It’s interesting how something so on the surface simple is loaded with so many agendas and overreach and greed. You can tell by the hole in the doughnut shape of things. Not what is said or claimed but what is missing or glossed over. It gives lying a certain topology.

POLAR August 17, 2018 1:41 PM

@Sed Cookies, Ice Cream Sandwich, Jelly Bean, Nougat, Oreo…

https://en.wikipedia.org/wiki/Android_version_history

Android Inc. was founded in Palo Alto, California, in October 2003 by Andy Rubin, Rich Miner, Nick Sears, and Chris White.[14][15] Rubin described the Android project as “tremendous potential in developing smarter mobile devices that are more aware of its owner’s location and preferences”

It’s harmless, right..?

zobmie August 17, 2018 4:34 PM

Given passive TCP stack fingerprinting + a bunch of other data such as the originating IP address / packet arrival time jitter and all sorts of strange stuff you’d observe if you started doing that I’d expect you could quite easily track browsers without cookies. I’d expect that big companies that have links embedded in almost all pages would have the capability and by now it would be likely that several of them would have realised. Think panopticlick on steroids. Just sayin.

PeaceHead August 18, 2018 1:22 PM

As an implied caveat, I think multiple, nearly redundant security techniques may ultimately come closer to blocking the problems.
Although they tested 40some browser extensions, it implies that they did not test compound configurations (which of course would be very labor-intensive and could take a very long time).

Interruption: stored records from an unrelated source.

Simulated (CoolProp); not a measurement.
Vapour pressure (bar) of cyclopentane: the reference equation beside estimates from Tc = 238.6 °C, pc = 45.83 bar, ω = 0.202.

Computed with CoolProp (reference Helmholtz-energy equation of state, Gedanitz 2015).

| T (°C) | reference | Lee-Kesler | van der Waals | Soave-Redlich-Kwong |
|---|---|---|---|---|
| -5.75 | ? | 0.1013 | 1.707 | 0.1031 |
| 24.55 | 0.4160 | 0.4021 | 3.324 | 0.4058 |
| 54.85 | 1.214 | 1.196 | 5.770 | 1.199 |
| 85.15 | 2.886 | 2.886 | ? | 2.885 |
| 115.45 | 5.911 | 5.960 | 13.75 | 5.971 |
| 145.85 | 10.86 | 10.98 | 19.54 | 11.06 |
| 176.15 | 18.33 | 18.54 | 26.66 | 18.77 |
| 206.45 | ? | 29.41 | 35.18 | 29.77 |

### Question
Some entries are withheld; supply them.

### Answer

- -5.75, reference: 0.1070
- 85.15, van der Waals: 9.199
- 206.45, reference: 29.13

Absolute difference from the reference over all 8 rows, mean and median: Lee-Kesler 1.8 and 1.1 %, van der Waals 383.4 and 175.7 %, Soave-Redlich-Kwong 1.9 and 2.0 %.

Probably, by combining the best techniques of software choices/configurations/other data management techniques, an attackable surface can be reduced further than what was tested for.

However, for the so-called “average user”, possibly many of them don’t have the time nor education nor resources to implement a more thorough setup–thus the article still has utility.

Note: It is also worth remembering that a few accute special vulnerabilities and social circumstances undermine almost every security technique imaginable for digital media.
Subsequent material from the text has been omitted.